Saturday, February 06, 2010

Scripted Mass Updates

This article describes a method to generate scripts to perform mass-updates of data. The purpose is to document the updates that are done, for future reference.

Let's say you have a table of customers, and each is assigned to a region based on the state being east or west of the Mississippi River. Therefore, Illinois is assigned to the East. However, in order to balance the workload, the users have asked us to move all Illinois cities to the West region. The table looks like this:

ID int identity
Customer_Name nvarchar(50)
ST char(2)
Region nvarchar(50)

You could write a simple update query like this:

UPDATE Customer
SET Region = 'West'
WHERE ST = 'IL'

However there will be no record of exactly what was updated; if new Illinois cities are added they might be incorrectly placed in the old region, and we might wonder if the update failed for that city. Or, the users might ask which cities had been moved. The solution is to build a SELECT statement that generates one update statement for each record, like this:


SELECT
'UPDATE Customer
SET Region = "West"
WHERE ID = ' +
CAST(ID AS varchar) +
' AND ST = "IL"
AND Region = "East" '
FROM
Customer
WHERE
ST = 'IL'
AND Region = 'East'

..when you run this query, you will get one "record" per city to be updated; each line being similar to this:

UPDATE Customer SET Region = "West" WHERE ID = 2266403 AND ST = "IL" AND Region = "East"

Now, you would copy the output from the results window into a new query window, replace the double-quotes " with single-quotes ' and you can execute the update & save the code to have a permanent record of precisely what was changed.

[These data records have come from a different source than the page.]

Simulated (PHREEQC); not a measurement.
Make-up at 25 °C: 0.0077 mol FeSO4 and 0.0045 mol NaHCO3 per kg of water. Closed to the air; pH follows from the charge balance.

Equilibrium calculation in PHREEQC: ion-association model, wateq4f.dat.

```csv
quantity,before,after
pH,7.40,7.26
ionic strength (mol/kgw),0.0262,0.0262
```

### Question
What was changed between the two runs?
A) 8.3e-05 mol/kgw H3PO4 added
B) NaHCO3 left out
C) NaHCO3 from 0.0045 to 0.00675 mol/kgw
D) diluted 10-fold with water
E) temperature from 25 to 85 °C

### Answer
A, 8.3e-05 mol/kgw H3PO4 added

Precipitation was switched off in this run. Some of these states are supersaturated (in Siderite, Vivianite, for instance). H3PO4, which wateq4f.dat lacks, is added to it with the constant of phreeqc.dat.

This technique can be applied to more complex scenarios. For example, you might export a spreadsheet so users can easily back fill missing data, and then import that back into the database. In that situation, you would not be able to reconstruct the changes made unless you keep a copy of the imported data in an extra table somewhere. By scripting the updates you can document precisely what changed.

One final note - this technique will work reliably only if you execute the "SELECT" query to the results window; if you select Results to Text there is a limit to how many characters are displayed, so longer statements may be truncated.